Of course, there are risks to unleashing the power of naked in the concert hall. At least two well-known conductors I can think of (including one former NY Phil MD) are renowned for suffering a condition known as “second baton,” an affliction that manifests itself when a conductor gets a little “too excited.” The combination of second baton and the power of naked may be a bit much. I don’t suffer second baton (at least, er, not so far), but I’m still not ready to get naked for any orchestra, but maybe I’m not “one of those in the band who should be naked.” Then again, David and co. had a professional naked consultant to prepare them for their nake shoot.
On a serious note, Orchestra of the Swan was one of several orchestras (alonside the London Mozart Players and City of London Sinfonia) whose Arts Council funding was set to be cut to finance the corporate orgy of corruption and self-indulgence that is the Olympics. Next time you hear about ministers who lied about projected costs of the swimming palace, er … pool, remember that hundreds of musicians were thrown out of work, and are going to lose houses and cars and take kids out of summer camp and school, so that broadcasters, Nike and Coke can feed at the trough of worldwide TV coverage for 15 days and a bunch of overpriced stadiums will put some politically connected contractors’ kids through private college, then get used a few times a year at most once the feeding frenzy has passed.
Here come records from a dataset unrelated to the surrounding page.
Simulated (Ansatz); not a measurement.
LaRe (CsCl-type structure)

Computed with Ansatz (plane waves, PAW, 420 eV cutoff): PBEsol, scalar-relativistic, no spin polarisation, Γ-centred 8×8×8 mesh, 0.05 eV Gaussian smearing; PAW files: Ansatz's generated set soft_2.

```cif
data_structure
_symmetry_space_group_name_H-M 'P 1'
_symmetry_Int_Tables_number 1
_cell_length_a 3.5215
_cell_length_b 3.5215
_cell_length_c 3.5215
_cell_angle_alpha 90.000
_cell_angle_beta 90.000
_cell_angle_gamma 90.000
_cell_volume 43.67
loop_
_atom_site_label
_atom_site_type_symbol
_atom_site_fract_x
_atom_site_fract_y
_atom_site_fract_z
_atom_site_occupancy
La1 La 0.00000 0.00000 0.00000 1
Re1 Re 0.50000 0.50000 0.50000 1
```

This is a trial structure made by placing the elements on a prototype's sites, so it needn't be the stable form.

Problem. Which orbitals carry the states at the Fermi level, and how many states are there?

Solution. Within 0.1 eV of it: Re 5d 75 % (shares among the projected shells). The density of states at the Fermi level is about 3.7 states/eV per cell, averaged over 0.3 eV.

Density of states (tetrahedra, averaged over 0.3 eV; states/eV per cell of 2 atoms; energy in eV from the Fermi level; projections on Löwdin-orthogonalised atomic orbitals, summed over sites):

Sorry, do I sound bitter? Maybe, but I challenge any fat cat getting rich off the Olympics to fight naked for their subsidy with a naked, out of work, freelance violist.
All right!! Now we’re talking reality! Nakid mud wrastlin’ contemporary muzik ensemble…a little Downie…some Boulez? hmmmm
I quite agree about the Olympics. An academic at RMIT suggested a few years ago that countries should just be able to bid to host them, and the proceeds be donated to charity. It’s hard to think of a less transparent process than the present junket-fest.